Table 10 A general comparison between different methods to control overfitting
Table 11 Continue of Table 10

7 Lessons from Literature

The overfitting occurs in shallow and deep networks, but it is not easy to control its effect. Obviously, this phenomenon affects deep networks more broadly. To descibe the effect of overfitting controllers in deep networks, an example is given by Bejani and Ghatee (2020b) on GPS dataset where the differences of the training accuracy and testing accuracy for different regularization schemes including ASR, early stopping, dropout, dropconnect, shakeout, spectral dropout, bridgeout, noise injection, and weight decay are 11.2, 13.1, \(-2.6\), 18.1, 4.7, 0.4, \(-0.5\), 14.9 and 17.1, respectively. This difference for the learning model without regularization is 15.6. This example proves the necessity of defining an effective overfitting controller for any learning task. On the other hand, using some general measures such as complexity, efficiency, convergence speed, and scalability in different networks, the effectiveness of each overfitting controller can be evaluated. Tables 10, 11 compare these measures. Generally, we conclude the following points.
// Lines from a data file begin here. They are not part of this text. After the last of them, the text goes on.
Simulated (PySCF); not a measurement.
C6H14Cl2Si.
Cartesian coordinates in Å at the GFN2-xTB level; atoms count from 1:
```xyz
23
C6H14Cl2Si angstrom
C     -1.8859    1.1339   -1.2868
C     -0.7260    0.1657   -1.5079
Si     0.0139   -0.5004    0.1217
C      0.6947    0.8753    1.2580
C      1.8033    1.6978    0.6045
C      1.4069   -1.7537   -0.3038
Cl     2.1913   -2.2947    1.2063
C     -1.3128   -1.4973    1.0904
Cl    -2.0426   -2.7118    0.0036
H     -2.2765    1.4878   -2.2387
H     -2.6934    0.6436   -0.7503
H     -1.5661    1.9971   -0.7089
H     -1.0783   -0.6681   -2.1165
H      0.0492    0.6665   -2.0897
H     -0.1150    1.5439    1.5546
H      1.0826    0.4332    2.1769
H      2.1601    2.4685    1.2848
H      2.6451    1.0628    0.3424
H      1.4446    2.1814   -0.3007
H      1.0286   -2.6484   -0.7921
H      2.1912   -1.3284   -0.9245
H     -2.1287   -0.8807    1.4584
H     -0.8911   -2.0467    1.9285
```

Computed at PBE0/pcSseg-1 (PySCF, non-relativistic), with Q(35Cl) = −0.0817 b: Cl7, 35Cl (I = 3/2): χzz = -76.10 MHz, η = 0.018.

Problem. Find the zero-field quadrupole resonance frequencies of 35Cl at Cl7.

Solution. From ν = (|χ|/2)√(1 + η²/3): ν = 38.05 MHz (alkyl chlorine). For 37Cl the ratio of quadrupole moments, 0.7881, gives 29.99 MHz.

Lesson 1: Overfitting controllers usually decrease the convergence speed of the training algorithms. For online learning, the methods proposed in Clevert et al. (2016), Ba et al. (2016), Ioffe and Szegedy (2015), Bejani and Ghatee (2020b), Bejani and Ghatee (2020a) are useful. The low-speed methods can only be used for off-line applications on very complex datasets. For better understanding, the processing times of different learning models with and without overfitting control can be compared. Unfortunately, many references have not reported such a comparison. To quantitatively measure the processing time, the number of FLoating-point OPeration (FLOP) can be considered. A lower FLOP indicates the superiority of the model and low computation complexity. Generally speaking, the overfitting controllers do not cause a heavy computational overhead. Meanwhile, in some cases, such as pruning methods (Han et al. 2015; Vu et al. 2019), the computational burden can be reduced, and definitely, the accuracy can slightly diminish. Table 12 reports more information on FLOPs.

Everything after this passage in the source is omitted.